Alumnus Peter Chan Lands Position as Stanford’s First Digital Archivist
San José State University School of Information alumnus Peter Chan recently started work as Stanford University Libraries’ first-ever Digital Archivist for the Manuscript Division, where he’s focusing on developing best practices for acquiring, capturing, processing, and describing born-digital materials.
The position is a career change for Chan, who previously worked as Vice President of Operations Planning & Support at Bank of America in Hong Kong. He also taught courses at the School of Accountancy in The Chinese University of Hong Kong.
Chan has always enjoyed learning about new technology, and he became intrigued by the problems posed by the preservation of digital records while working in the financial systems field. “My knowledge of old file formats and storage media helped me recognize the problems with accessing and preserving those files for the future,” said Chan, who holds an undergrad degree in accounting and a Masters of Business Administration. “This in turn aroused my interest to learn how to solve the problem.”
Chan, who graduated from iSchool in June 2008, created his own INFO 298 special studies project on DSpace to research how the open source software helps serve as a preservation repository.

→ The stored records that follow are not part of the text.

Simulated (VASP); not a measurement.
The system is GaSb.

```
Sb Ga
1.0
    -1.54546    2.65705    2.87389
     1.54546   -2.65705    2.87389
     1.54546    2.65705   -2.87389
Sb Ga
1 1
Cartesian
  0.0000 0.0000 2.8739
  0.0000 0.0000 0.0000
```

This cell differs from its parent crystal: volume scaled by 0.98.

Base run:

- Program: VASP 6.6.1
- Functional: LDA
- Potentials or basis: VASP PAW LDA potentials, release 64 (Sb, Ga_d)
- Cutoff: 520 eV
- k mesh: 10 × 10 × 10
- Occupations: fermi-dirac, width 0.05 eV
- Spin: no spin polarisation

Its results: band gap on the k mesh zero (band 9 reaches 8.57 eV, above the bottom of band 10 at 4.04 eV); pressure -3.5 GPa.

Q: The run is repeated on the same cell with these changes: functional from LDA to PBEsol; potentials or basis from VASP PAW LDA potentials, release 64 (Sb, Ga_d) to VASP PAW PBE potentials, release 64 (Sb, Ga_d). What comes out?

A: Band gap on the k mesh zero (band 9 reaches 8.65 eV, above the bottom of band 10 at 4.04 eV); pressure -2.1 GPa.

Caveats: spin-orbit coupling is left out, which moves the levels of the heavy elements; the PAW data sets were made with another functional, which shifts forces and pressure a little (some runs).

He also started working part-time at Stanford while earning his MLIS degree at the iSchool. When he was first hired by Stanford, Chan’s job involved making backup copies of a collection that had some born digital files in a personal computer. Chan successfully lobbied to expand the scope of his job to do further processing of the digital files, such as migrating ones in obsolete formats to long-term preservation formats and separating files with restricted information. He went on to other projects that included merging the metadata of a map collection and processing a born digital collection with 200,000 files in a full-text search format to facilitate finding the program listing and correspondence related to the computer game “Adventure.”
Chan’s position at Stanford is funded through November 2011 by the Mellon Foundation. “The best thing about my job is the opportunity to establish best practices for digital archiving rather than just following an established procedure,” he said.